From the GOES 16 satellite to models that incorporate vast amounts of information streamed on Twitter, Facebook, Instagram, YouTube or Periscope, forecasters have a slew of ways to reach the public with a whole new arsenal of forecast tools. This year, they will begin issuing watches and warnings for storm surge and tropical disturbances that could potentially become a cyclone within the 48 hours of hitting land. In 1992, Andrew’s hurricane warning came just one day before the storm hit.
But some experts worry that so much progress presents another risk: that the public will overlook the uncertainty that remains a part of forecasts.
“There’s a lot more work to be done,” said outgoing hurricane center director Rick Knabb. “It’s going to be years and years, maybe not even in my lifetime, where hurricane forecasts get perfect.”
The biggest gap remains predicting intensity. Five years into a 10-year plan to improve intensity predictions by 50 percent, forecasters are far from their goal. Last year, Matthew caught them off guard when it unexpectedly swirled into a fierce Cat 5 storm in the Caribbean before ripping across Haiti’s southern peninsula. Forecasters also struggle with weak, sloppy storms that lack definition.
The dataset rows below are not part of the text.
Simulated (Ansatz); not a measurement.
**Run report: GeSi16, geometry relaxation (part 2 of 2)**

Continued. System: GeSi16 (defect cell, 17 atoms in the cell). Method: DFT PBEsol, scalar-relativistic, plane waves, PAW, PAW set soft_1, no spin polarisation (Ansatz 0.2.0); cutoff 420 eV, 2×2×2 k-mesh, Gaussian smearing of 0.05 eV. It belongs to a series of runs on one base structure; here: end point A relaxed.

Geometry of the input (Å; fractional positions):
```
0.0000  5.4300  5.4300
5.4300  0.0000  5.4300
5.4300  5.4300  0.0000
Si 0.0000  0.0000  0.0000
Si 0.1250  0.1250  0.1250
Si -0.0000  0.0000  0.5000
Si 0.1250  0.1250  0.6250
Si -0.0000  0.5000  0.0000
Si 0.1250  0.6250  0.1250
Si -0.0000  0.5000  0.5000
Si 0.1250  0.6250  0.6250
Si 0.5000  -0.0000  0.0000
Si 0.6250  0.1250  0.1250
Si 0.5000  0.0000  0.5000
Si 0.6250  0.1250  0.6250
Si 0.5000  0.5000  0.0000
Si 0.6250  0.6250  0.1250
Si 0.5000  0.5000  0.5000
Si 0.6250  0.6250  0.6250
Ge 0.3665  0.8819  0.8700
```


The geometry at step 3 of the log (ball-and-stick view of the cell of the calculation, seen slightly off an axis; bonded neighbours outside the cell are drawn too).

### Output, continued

“No doubt about it, of all the forecast improvement needs, intensity forecasting is number one and it has been for a long time, with the greatest concern being rapid intensification, especially near land,” Knabb said. “If people go to bed with a Category 1 and wake up with a Category 5 like Matthew did in the Caribbean, then that’s putting preparations at risk.”
With President Donald Trump’s proposed 6 percent cut to the National Weather Service and other cuts for research, including a proposed $318 million for the GOES satellite program, there is also some concern that progress will slow. But Knabb and other atmospheric scientists don’t believe Congress will approve the cuts. And on Thursday, NOAA officials announced that the latest in the series of stationary satellites, the GOES 16, would be posted off the U.S. east coast, with three additional satellites set to launch between 2018 and 2024.
“We’re going to have to continue to advocate for what we need to not only maintain the mission that the hurricane center and the weather service carry out, but what is needed to advance that mission,” he said. “You do that on a year to year basis.”
Emergency managers say this year could also present another unforeseen problem.
“Because we have new products coming out this year, there may be more confusion,” Monroe County Emergency Management Director Martin Senterfitt said this week.
And then there’s the question of expectation. Technology has allowed forecasts to begin much sooner with more accuracy. But forecasts still come with a margin of error, conveyed as a percentage of probability, that usually gets overlooked with the focus on the cone of uncertainty. A quarter century ago, 24-hour cable was still new and the Weather Channel was mostly for science geeks.
“We can’t meet the expectations of people today. The science can’t meet it,” said Bryan Norcross, who became Andrew’s ‘voice in the storm’ after manning his on-air TV post through the hurricane, and whose book recounting the storm was published earlier this month. “In 1992 we could because nobody had any expectation.”
Two days after Andrew formed off the coast of Africa, former huuricane center director Max Mayfield, now a hurricane specialist for WPLG, issued the first advisory for a tropical depression at 11 p.m. seven days before it was poised to hit south Dade. The advisory was an all-caps bulletin marked “FOR INTERGOVERNMENTAL USE ONLY,” warning of more strengthening. Twelve hours later, Andrew was born when forecasters upgraded the cyclone to a tropical storm. For the next three days, it seemed to bobble between weakening and intensifying.
Norcross was keeping a close watch, worried that South Florida was ill-prepared after going so long without a hurricane.
“I was a little squeamish about it,” he said. Conditions weren’t great for Andrew to strengthen, but the location was prime for a Florida hit, he said. “For Miami, that’s where they come from.”
So Norcross kept broadcasting the same message: Get ready for a brutal storm. Even when other TV stations backed off, Norcross kept insisting South Florida prepare.
When a hurricane warning was finally issued, Andrew was only a day away, moving far faster than expected.
“People responded. Sunday the roads were empty. People were in place,” Norcross said. “The bottom line was the forecast was actually excellent because people didn’t expect to know anything until about 24 hours out.”